The novella is included in Waugh’s Complete Stories.

–Several websites have mentioned an incident involving Waugh and his hat. The earliest seems to have been on stuff.co.nz:

Evelyn Waugh once collected his hat from a cloakroom and found a note inside it, written by the attendant to identify the hat’s owner. It consisted of one word: “florid”.

The reference comes from Waugh’s 1962 short story “Basil Seal Rides Again”. Here’s the context:

A week or two ago [Basil] had had a disconcerting experience in this very hotel. It was a place he had frequented all his life, particularly in later years, and he was on cordial terms with the man who took the men’s hats in a den by the Piccadilly entrance. Basil was never given a numbered ticket and assumed he was known by name. Then a day came when he sat longer than usual over luncheon and found the man off duty. Lifting the counter he had penetrated the rows of pegs and retrieved his bowler and umbrella. In the ribbon of the hat he found a label, put there for identification. It bore the single pencilled word “Florid”…

The story is contained in Waugh’s Complete Stories and was the last fiction that he wrote. Whether it was based on an actual experience described elsewhere isn’t stated. The editor of the stories (Ann Pasternak Slater) notes, however, that Basil “is a delightful and wholly frivolous portrait of [Waugh] himself.”

–Andrew McGowan has posted on his weblog a response he made at a recent conference of the Society of Biblical Literature relating to reading at the table in Biblical times:

In Evelyn Waugh’s 1945 novel Brideshead Revisited the narrator Charles Ryder describes a deeply unpleasant vacation period during his Oxford studies spent at home with his father, who had a habit – clearly an uncivil one in this setting – of reading at the table, silently of course. This habit was part of the father’s usual solitary life, and he persists in it as a sort of passive-aggressive response to his son’s presence. He reads, but not aloud; and Charles takes up a conflict of sorts by bringing his own book to dinner, to underline or contest his father’s rudeness.

“The dinner table was our battlefield. On the second evening I took my book with me to the dining-room. His mild and wandering eye fastened on it with sudden attention, and as we passed through the hall he surreptitiously left his own on a side table. When we sat down, he said plaintively: ‘I do think, Charles, you might talk to me. I’ve had a very exhausting day. I was looking forward to a little conversation.’”
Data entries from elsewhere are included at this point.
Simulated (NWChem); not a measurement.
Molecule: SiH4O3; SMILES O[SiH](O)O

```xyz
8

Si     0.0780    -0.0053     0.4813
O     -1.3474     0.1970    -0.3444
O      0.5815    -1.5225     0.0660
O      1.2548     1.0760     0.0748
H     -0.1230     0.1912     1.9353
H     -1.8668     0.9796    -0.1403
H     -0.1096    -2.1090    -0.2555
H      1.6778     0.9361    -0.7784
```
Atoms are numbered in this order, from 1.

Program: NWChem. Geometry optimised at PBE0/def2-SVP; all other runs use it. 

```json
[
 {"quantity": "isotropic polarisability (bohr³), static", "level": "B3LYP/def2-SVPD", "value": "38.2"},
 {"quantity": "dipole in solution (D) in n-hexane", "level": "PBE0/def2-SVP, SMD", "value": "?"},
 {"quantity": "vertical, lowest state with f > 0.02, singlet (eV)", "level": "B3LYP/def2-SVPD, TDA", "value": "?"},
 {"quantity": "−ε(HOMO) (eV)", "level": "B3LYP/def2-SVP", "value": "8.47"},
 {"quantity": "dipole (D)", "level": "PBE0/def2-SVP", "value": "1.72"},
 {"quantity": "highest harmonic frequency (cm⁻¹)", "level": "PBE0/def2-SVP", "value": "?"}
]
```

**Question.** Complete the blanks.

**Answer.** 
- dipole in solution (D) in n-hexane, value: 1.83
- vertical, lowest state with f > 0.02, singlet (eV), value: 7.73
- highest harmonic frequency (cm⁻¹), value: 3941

With wry humor Waugh presents the modern view; reading is an alternative to sociability, not a form of it…

–Finally, the Sydney Morning Herald contains this description of the 2008 film adaptation of Brideshead Revisited, to be broadcast this Saturday (7 December) on the SBS Movies channel in Australia:

Evelyn Waugh’s anti-morality tale stands the test of time in this 2008 film version of the 1981 series of the 1945 book. This story of hedonism and homosexuality would barely raise an eyebrow today, but it’s easy to see how it caused such a fuss at the time – and informed generations of queer culture. Matthew Goode, Emma Thompson and Ben Whishaw star in this lavish retelling of the sexual awakening of a young artist.